I was thinking more about axes that extend beyond the possible range of the data, and I realized that it’s not simply an issue of software defaults but something more important, and interesting, which is the way in which graphics objects are stored on the computer.
R (and its predecessor, S) is designed to be an environment for data analysis, and its graphics functions are focused on plotting data points. If you’re just plotting a bunch of points, with no other information, then it makes sense to extend the axes beyond the extremes of the data, so that all the points are visible. But then, if you want, you can specify limits to the graphing range (for example, in R, xlim=c(0,1), ylim=c(0,1)). The defaults for these limits are the range of the data.
What R doesn’t allow, though, are logical limits: the idea that the space of the underlying distribution is constrained. Some variables have no constraints, others are restricted to be nonnegative, others fall between 0 and 1, others are integers, and so forth. R (and, as far as I know, other graphics packages) just treats data as lists of numbers. You also see this problem with discrete variables; for example when R is making a histogram of a variable that takes on the values 1, 2, 3, 4, 5, it doesn’t know to set up the bins at the correct places, instead setting up bins from 0 to 1, 1 to 2, 2 to 3, etc., making it nearly impossible to read sometimes.

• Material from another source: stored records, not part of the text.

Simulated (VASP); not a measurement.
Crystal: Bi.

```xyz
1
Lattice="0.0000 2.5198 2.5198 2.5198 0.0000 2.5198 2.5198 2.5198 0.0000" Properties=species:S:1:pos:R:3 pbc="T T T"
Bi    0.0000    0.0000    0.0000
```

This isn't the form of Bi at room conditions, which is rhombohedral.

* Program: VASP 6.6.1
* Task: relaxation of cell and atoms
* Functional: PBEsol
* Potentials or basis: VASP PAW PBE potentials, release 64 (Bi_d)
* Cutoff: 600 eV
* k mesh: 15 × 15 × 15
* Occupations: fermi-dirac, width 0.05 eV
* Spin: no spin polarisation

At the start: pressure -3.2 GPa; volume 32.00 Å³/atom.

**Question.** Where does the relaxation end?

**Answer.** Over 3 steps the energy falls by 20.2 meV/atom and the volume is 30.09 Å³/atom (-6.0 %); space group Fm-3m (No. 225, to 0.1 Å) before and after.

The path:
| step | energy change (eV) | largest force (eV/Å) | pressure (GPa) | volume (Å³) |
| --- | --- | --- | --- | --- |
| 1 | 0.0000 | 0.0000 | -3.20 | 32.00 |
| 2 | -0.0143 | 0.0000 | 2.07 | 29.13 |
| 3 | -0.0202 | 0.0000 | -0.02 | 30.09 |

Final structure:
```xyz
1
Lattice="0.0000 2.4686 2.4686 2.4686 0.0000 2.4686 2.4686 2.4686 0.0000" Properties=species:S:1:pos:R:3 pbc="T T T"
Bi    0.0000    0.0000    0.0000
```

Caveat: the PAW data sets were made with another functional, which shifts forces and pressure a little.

What I think would be better is for every data object to have a “type” attached: the type could be integer, nonnegative integer, positive integer, continuous, nonnegative continuous, binary, discrete with bounded range, discrete with specified labels, unordered discrete, continuous between 0 and 1, etc. If the type is not specified (i.e., NULL), it could default to unconstrained continuous (thus reproducing what’s in R already). Graphics functions could then be free to use the type; for example, if a variable is constrained, one of the plotting options (perhaps the default, perhaps not) would be to have the constraints specify the plotting range.
Lots of other benefits would flow from this, I think, and that’s why we’re doing this in “mi” and “autograph”. But the basic idea is not limited to any particular application; it’s a larger point that data are not just a bunch of numbers; they come with structure.